As we walked, the tube angled slightly, the bright light of the opening

disappeared, and suddenly everything was pitch dark.  I mean, inky

blackness surrounded us and I couldn't see my hands in front of my

face.  Mark's flashlight got a little dim and he teased me that it might

go out and then we'd be relying on my flashlight… and what if mine

went out too?  I stumbled at that thought, because you could get disoriented so easily in there.  I sure didn't want to look away

from the little circle of light I was casting ahead of me as I walked.  It was really eerie.

Eventually we reached the end and turned back.  Only afterwards, when we saw the

photos we took, did we really get a sense of what the inside of the tube looked like.

Other parts of the cave are

shorter in distance and

shorter in height too!

Leaving the cave I noticed

some really exotic patterns

on the roof.  Finally we

crawled back out into

daylight.

We were in a quiet and remote

part of Dixie National Forest,

having driven down several small

dirt roads to make our way to

Mammoth Cave.  As we left we started checking out what was down some of the other dirt

roads.  There were boondocking spots galore, and lots of people with ATVs and

toyhaulers were set up for a few days of fun.

Suddenly we saw a tiny sign that said,

"Bowers Cave."  Mark spotted the cave

opening -- a small hole in the ground.  Like

Mammoth Cave, this is a lava tube that

was formed ages ago.  Someone had put a

tree trunk down into the hole to make it

easier to crawl down in.  A National Forest

Service sign outside the entrance said,

"Bowers cave is an undeveloped 'wild'

cave."  The sign went on to explain that

caving is a risky activity for those who

aren't knowledgeable or prepared.

Mark shimmied down into the darkness while I watched from a safe distance above ground, deciding I was neither

knowledgeable nor prepared.  He yelled up reports of what he saw.  He said it was a good sized room but he couldn't find the

tube leading out.  Apparently it travels some 950' but he returned to daylight without finding the path.  That was fine by me.

In the era when the volcanoes were active, flowing lava didn't leave

just vacant tubes behind, it also left enormous piles of sharp, jagged

black rock.  This stuff is razor-edged, and climbing on it is extremely

difficult.  We passed a large lava flow on our way out to see our last

cave:  the Ice Cave.

Like the other caves, the Ice Cave appears to be just a dark hole in the

ground on the outside, and you have to do a bit of scrambling to get in.

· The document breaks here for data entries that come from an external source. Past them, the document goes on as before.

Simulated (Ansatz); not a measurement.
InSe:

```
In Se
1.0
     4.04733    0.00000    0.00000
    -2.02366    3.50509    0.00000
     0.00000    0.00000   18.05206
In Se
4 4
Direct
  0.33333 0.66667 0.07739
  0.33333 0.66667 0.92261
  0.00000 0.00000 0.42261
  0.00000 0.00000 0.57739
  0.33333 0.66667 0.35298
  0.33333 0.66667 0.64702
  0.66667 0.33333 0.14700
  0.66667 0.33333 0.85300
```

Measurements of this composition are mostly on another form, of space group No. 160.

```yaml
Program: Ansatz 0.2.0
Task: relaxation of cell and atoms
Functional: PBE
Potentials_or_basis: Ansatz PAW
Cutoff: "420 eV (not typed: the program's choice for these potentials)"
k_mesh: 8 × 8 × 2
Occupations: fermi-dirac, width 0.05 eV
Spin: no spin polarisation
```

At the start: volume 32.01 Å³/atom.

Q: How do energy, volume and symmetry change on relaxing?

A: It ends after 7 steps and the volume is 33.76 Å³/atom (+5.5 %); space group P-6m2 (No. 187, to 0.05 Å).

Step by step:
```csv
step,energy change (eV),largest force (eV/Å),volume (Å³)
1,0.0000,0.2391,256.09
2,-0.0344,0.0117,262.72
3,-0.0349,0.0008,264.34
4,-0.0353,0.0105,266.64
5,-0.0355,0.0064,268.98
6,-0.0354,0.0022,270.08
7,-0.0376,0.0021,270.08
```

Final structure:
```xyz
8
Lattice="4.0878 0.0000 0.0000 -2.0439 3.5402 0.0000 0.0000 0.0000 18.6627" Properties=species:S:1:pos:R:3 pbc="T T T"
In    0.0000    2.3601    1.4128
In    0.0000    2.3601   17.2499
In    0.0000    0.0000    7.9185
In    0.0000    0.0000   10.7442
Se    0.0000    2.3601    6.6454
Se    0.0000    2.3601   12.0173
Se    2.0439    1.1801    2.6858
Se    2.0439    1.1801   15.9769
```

Here on August 19th we found there was still a large pile of dirty snow

leftover from last winter.

Granted, we had been told

that winter didn't really end

here until mid-July this year,

but still, a snow pile in August

is impressive.  Something about the

orientation, elevation and thickness of the rock

above keeps this cave very cold so the snow

doesn't melt.  A ranger told us that the man

who owned the land before it was acquired by

the National Forest Service had used the ice

cave to keep food cold over the summer

months, like a huge refrigerator.

After all this cave exploration we had had

enough of underground tunneling and were

ready for some above-ground activities.  We

drove past the scenic Navajo Lake overlook on

our way to the trailhead for the Bristlecone

Pine Trail.

This mile-long trail wanders through some

wonderful woods on a soft dirt path, and we

breathed deeply, filling our lungs with the rich

pine scent.  The Bristlecone Pine Tree is

considered to be the oldest living thing on the

planet, and we couldn't wait to see what it

looked like.

It turned out that there were quite a few of these

ancient trees on this trail, and the oldest ones

were about 2,000 years old.  The bristlecone

pine grows only in Utah and Nevada on high,

barren windswept slopes.  You'd think that the oldest

living thing in Nature (some trees in Nevada have

been measured at over 5,000 years old) would prefer

a fairly cushy existence, like a comfy retirement home.

But perhaps achieving that kind of extreme old age

requires a kind of gritty toughness that scoffs at any

but the most rugged lifestyles.

What makes the bristlecone pine tree able to live as

many as 60 human lifetimes is its ability to stop

growing all together when things get ugly.  When the

going gets tough -- drought, wildfire, etc. -- this old

tree just stops.  Maybe there is some wisdom in

that strategy.

What I liked about these guys is that they have a

fantastically wizened appearance, bent and twisted

into gnarled shapes.  Most of the tree is dead

wood, the heart of the tree seemingly laid bare to

the elements, the grain of the barkless wood clearly

visible in striated colors.  But a thin thread of life

snakes through the tree along a vein just under the

dead wood, and branches that resemble bottle

brushes hang in clusters from the living parts.

The Bristlecone Trail Hike had been one of two that a

forest ranger had recommended to us, and a day later we

tried his other suggestion, the Cascade Falls Hike.  "It has

a nice view and a waterfall at the end."  Hmmm… it might

be okay, but it didn't sound all that unusual.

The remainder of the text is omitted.